The advisory board events were orchestrated primarily by two of Pompeo’s closest confidants: his wife Susan and one of his best friends and fellow West Point alum, businessman Brian Bulatao, whom Pompeo tapped as CIA’s chief operations officer in 2017.
Bulatao would dictate who was present at the board’s meetings and be present for all of the events, which is not unprecedented for the CIA’s top organizational official. But Bulatao was known within the agency to be primarily focused on how a particular course of action might impact Pompeo’s political future, said Douglas London, a former senior CIA operations officer who left the agency in 2019.
“Bulatao was billed as coming in with his outside business experience to advance efficiencies, an important role for the chief operating officer,” said London, now a professor at Georgetown. “But in the meetings I witnessed him participate in, Bulatao was primarily concerned with Pompeo’s image and other political considerations.”
“It was clear from the counsel Brian offered at meetings prioritizing his boss’s image, and the issues which garnered his attention, that Brian’s interests were not supporting CIA’s mission, but in making Pompeo president,” he said.
More unusual, former officials said, was the role played by Susan Pompeo, who would work out of an office on Langley’s 7th floor with an employee who “essentially acted as her assistant,” said one former official.
The general planning was not left exclusively to Susan Pompeo — the CIA assigns an officer to arrange travel and other logistics for the external advisory board. But Susan, who is not a government official, helped set schedules, plan menus and chart the general agenda for advisory board events, said one former official. She also often requested to vet analysts’ prepared briefings to the board.
In response to questions about Susan Pompeo’s role, Barrett said: “Since the agency’s external advisory board was established by former Director Hayden, there has always been an agency officer assigned to manage the board’s interactions with the agency. To suggest that Mrs. Pompeo played this staff role or any other role where she was approving agency briefings for the board is absurd.”
Susan Pompeo was heavily involved in arranging the Madison Dinners at the State Department, according to NBC News, communicating directly with invitees via her personal email account and, as at the CIA, arranging menus and formalizing scheduling.
A State Department official added that “whether it was with the families of CIA officers, or now, with families at our embassies across the world, Mrs. Pompeo’s presence has been a huge value add to the department. We are grateful that she continues to volunteer her time to ensure the State Department is focused on being One Team with One Mission. To be clear: Mrs. Pompeo has never had an office at the State Department or the CIA.”
Ultimately, it is not clear how much insight Pompeo’s board was able to provide into key national security questions and challenges surrounding certain agency missions.

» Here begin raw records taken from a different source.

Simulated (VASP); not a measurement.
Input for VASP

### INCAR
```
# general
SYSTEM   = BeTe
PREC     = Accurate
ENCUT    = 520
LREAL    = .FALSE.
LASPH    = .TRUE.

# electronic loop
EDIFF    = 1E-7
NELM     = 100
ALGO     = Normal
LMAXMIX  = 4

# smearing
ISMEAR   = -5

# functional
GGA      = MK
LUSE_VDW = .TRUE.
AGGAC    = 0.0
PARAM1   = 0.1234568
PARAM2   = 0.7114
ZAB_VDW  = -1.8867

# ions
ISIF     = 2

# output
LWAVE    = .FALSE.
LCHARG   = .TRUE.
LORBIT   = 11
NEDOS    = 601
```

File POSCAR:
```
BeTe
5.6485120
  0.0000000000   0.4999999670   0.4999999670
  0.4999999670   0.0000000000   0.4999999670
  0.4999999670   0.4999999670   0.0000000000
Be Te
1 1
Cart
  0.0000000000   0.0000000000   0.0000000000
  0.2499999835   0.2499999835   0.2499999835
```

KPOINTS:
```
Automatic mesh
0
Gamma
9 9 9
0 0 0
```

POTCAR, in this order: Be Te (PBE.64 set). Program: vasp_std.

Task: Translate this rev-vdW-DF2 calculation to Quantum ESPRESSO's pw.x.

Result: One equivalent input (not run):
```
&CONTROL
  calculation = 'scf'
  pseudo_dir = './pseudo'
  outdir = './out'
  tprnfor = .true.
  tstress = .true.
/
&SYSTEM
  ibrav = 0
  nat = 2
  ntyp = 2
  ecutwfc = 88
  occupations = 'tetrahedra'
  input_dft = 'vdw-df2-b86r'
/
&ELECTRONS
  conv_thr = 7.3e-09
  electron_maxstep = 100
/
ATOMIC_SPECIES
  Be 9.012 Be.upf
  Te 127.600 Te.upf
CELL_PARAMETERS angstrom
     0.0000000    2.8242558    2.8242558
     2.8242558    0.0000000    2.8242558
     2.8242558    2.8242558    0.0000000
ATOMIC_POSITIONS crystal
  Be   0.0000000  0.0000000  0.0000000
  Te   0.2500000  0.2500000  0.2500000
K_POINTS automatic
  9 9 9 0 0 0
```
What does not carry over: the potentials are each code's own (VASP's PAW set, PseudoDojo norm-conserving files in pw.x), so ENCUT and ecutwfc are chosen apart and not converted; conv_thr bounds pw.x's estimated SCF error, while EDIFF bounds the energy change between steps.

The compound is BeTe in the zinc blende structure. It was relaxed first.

David Kris, a founder of Culper Partners LLC who served as assistant attorney general for national security and sat on Brennan’s board, said that board grappled with questions about “the proper role of CIA in promoting national security, and the institutional role of the agency in the larger U.S. government intelligence community and national security undertaking. The people on it, who had almost all been involved in extremely sensitive, challenging national security problems and issues at one time or another, reflected that seriousness of purpose.”